Holding back the hand that feeds China

China's slowing manufacturing index represents a dilemma for Beijing, which will be wary of stimulating the economy too far, for fear of reinflating a huge property bubble.

Fears over the faltering Chinese economy will cast a shadow over global markets this week, after the release of figures on the weekend showed that the country’s giant manufacturing sector is battling a slump in export orders.

China’s official purchasing managers’ index dropped to 50.2 last month, down from 50.4 in May, and its lowest level in seven months. Some economists now estimate that the China’s growth rate fell below 8 per cent in the first half of the year as demand for Chinese exports, the main driver of the Chinese economic miracle, has been dented by the growing economic woes in Europe and the United States.

Beijing will now face increasing pressure to cut interest rates and to boost spending on infrastructure in a bid to boost economic activity. Already China’s central bank has been reducing the level of deposits that banks must hold in reserve, and last month it cut interest rates for the first time in more than three years (Worries in the quarries as China cuts, June 8).

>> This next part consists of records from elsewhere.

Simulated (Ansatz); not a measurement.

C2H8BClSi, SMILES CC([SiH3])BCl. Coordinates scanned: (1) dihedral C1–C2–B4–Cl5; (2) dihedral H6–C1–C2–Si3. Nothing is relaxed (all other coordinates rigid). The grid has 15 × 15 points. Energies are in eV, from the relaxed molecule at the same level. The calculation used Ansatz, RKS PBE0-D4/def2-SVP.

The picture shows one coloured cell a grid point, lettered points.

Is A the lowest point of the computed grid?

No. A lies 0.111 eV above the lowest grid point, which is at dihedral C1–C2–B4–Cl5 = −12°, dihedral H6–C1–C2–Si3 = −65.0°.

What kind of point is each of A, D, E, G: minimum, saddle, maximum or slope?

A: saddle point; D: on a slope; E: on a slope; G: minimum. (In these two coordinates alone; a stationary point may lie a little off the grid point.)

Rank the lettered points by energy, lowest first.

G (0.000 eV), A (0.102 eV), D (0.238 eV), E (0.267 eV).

But Beijing will be wary of cutting interest rates too far, for fear of reinflating the country’s huge real estate bubble. And it will also be cautious when it comes to another massive spending spree because the last one – undertaken in the wake of the global financial crisis in 2008 – left the country littered with countless ill-advised infrastructure and real estate investment projects that are now clogging up the balance sheets of the country’s state-controlled banks.

Indeed, some analysts warn that China is yet to feel the full brunt of its massive real estate frenzy, which continued to run into 2011. Last year, residential construction accounted for a massive 9.2 per cent of Chinese GDP – well above the 6 per cent of GDP that the US saw in 2006 at the peak of its housing boom. Indeed, the only country that has hit that level is Spain, immediately before its own real estate bubble burst.

They point out that the current decline in real estate prices (average new home prices in 70 major Chinese cities have fallen in the eight months to May) will lead to even weaker Chinese economic activity, because a slowdown in real estate construction will mean less demand for constructions materials, such as steel, cement and copper.

What’s more, many affluent Chinese have ploughed their money into real estate, and a sharp drop in prices will have a huge negative wealth effect, forcing them to cut back on spending.

The finances of Chinese regional governments will also be hard hit by a sharp slide in real estate prices, as local governments typically raise between 30 to 40 per cent of their revenue by selling off land. If their revenues fall, local governments will have even less money to spend on running their local operations and on building new infrastructure.

Chinese banks will also feel the pain, as local government financing vehicles used property as the main collateral when they borrowed money to finance new infrastructure projects. The banks have an additional exposure because in recent years many state-owned enterprises have been using their bank loans to engage in real estate speculation.

Beijing’s policymakers face a tough period ahead as they brace for a slowdown in exports, at a time when the country’s cooling property market is likely to prove a drag on domestic activity. They will be wary of providing too much stimulus, for fear of exacerbating the already dangerous imbalances in the Chinese economy. On the other hand, they will be fearful of allowing economic activity to slow too sharply for fear of unleashing a fresh round of widespread social unrest.